About
Presian crafts immersive historical fiction featuring female protagonists who face social, political, and ecological obstacles. Navigating imperial and local forms of oppression, patriarchy, and injustice in first-century Judea, Presian’s heroines collaborate with other strong, clever women to secure justice, peace, and wellbeing for themselves and their communities. In the process, they are surprised to find romantic love.
As a New Testament scholar with academic publications, Presian pivoted from teaching graduate students fulltime to writing fiction set in the first-century CE. However, this career shift came after several years of intense personal grief and depression during which she relied on historical fiction to carry her through the fog of depression. Kneading Love emerges out of this journey through grief, self-doubt, and a search for new purpose. Through it, Presian aims to deliver compelling characters, poignant worldbuilding, and a gripping narrative that leaves readers with a profound sense of hope.

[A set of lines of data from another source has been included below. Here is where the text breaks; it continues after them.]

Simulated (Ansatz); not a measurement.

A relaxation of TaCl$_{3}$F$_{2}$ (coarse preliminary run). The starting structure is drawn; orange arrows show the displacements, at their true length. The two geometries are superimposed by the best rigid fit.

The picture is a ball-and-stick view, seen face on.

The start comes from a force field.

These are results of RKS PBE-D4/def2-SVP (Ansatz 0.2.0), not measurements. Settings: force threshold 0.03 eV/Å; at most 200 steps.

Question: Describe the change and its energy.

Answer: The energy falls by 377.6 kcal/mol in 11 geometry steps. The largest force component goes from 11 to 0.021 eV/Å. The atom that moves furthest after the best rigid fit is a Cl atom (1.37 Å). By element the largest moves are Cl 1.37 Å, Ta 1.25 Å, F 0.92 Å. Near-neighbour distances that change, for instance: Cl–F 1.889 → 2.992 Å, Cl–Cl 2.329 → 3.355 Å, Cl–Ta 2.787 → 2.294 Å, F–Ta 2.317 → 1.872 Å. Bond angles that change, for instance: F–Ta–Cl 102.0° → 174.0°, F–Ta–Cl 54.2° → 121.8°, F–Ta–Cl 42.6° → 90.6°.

Presian has published several academic works, including Creation’s Slavery and Liberation. She has also recently completed Savannah Gilbo’s Notes to Novel course. Applying the skills she learned from Gilbo, Presian’s first work of fiction is a 90,000-word historical fiction, book club novel. It is a cozy mystery / romance combined with her own peculiar brand of historical eco-fiction. Although Kneading Love was created as a standalone novel, Presian envisions it within a series portraying the tumultuous decade between 37 and 47 CE in Judea.
Featured Work
Kneading Love
When her brother-in-law (SIMON) swoops in to manage her dead husband’s bakery, AHAVA refuses to step aside. She subverts first-century Jerusalem’s expectations to function merely as a wife, mother, and housekeeper by scheming with trusted friends to wrest control of her son’s inheritance, the bakery, from Simon’s clutches. But, first, she must ensure the bakery’s new wheat crop arrives from Sepphoris. Suspecting a man killed her husband to take his grain during the region’s wheat shortage, Ahava races to Sepphoris. She confers with the bakery’s grain merchant, MALAK, and warns him of an impending theft. Yet even though Malak confirms her order and promises to guard against thieves, his generous and alluring nature places Ahava’s independence in grave danger. Wondering whether justice will ultimately fail her, Ahava struggles to provide affordable bread for her languishing community and maintain her livelihood, her independence, and her heart in the face of family betrayal, kidnapping, and the offer of second love.